We face an issue with our shared library linked statically with OpenSSL. The library is used in Apache HTTP Server.Although we have compiled our shared library statically with OpenSSL, it was using system OpenSSL library path, which the web server was using for https (web server SSL). We could reverse this behavior and force the https to use our OpenSSL library by setting LD_LIBRARY_PATH. But this is not what we want. We want Apache HTTP Server to use its own OpenSSL library and our SSL module (loaded on Apache) to use its own version of OpenSSL libraries. This we could not achieve and hence we followed the compiler option mentioned in the below link to control the visibility of symbols hoping it may fix the problem. (we are not doing wrapper shared library)

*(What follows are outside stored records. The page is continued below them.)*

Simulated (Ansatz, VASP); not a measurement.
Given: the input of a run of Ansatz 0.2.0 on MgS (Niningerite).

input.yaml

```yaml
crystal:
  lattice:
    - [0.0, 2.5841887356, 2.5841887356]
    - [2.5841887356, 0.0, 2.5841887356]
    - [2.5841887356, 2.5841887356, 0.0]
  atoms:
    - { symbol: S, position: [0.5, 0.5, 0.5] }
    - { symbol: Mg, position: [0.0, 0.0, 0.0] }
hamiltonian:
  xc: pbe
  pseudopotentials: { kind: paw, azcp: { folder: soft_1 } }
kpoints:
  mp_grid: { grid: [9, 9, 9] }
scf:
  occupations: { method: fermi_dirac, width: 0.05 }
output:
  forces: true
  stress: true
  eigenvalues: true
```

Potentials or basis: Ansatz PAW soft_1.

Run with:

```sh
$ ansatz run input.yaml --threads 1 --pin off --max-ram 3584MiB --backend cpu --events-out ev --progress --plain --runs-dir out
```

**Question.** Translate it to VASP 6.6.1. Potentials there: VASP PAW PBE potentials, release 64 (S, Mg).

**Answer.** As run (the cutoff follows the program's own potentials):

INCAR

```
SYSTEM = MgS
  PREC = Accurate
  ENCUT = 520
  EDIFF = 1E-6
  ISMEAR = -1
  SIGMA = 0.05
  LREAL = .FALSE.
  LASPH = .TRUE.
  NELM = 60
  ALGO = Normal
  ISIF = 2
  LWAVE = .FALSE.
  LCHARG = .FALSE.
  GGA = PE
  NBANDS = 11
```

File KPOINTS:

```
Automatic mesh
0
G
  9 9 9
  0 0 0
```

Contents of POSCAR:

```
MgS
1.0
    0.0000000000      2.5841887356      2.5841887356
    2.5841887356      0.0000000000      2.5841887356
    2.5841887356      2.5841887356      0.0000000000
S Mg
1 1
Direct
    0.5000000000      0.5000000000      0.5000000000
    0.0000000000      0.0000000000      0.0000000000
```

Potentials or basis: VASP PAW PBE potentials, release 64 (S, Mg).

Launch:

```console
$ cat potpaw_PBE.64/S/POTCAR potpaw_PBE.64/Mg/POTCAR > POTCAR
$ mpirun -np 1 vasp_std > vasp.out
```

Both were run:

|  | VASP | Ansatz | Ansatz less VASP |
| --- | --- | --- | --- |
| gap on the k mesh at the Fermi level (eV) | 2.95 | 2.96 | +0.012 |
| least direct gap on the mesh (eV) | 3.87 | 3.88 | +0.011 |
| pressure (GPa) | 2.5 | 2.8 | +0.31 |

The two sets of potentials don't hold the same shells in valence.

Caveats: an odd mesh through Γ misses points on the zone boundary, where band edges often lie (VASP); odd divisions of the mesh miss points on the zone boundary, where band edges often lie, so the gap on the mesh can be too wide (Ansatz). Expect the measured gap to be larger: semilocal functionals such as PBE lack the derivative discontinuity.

https://wiki.openssl.org/index.php/Android#Wrapper_Shared_Objects
g++ SSlModule.cpp -fPIC -shared -I/usr/local/ssl/include -fvisibility=hidden -Wl,--exclude-libs,ALL \
-Wl,-Bstatic -lcrypto -lssl -L/usr/local/ssl/lib -o SSLModule.so -Wl,-Bdynamic
The new shared library gives the error “undefined symbol OPENSSL_sk_num” while starting Apache HTTP Server. Can someone suggest any solution to our problem?
SOLUTION:
Drepper's paper pointed by Basile Starynkevitch was quite useful. Finally we have successfully compiled our module statically linked to OpenSSL
Detailing the main steps.
1)Used -Wl,-z,defs option. Then it was reporting many errors. Hence I have used a Makefile. Our module actually contained more than just a .cpp file
2)Used linker option --exclude-libs and excluded libssl.a and libcrypto.a from the export
3)Used -fvisbility=hidden flag in make file so that some of the symbols were made hidden
4)Used attribute ((visibility ("default"))) for exported functions The output shared library was still exporting two symbols for which it was reading from the global scope
5)Statically linked against OpenSSL
As a special use case we have used the flag RTLD_NOW| RTLD_DEEPBIND(second argument to dlopen) so that our library reads from local scope. RTLD_DEEPBIND flag is to be used in rare use cases as per Drepper's post. So we will not include this in our general solution to all customers.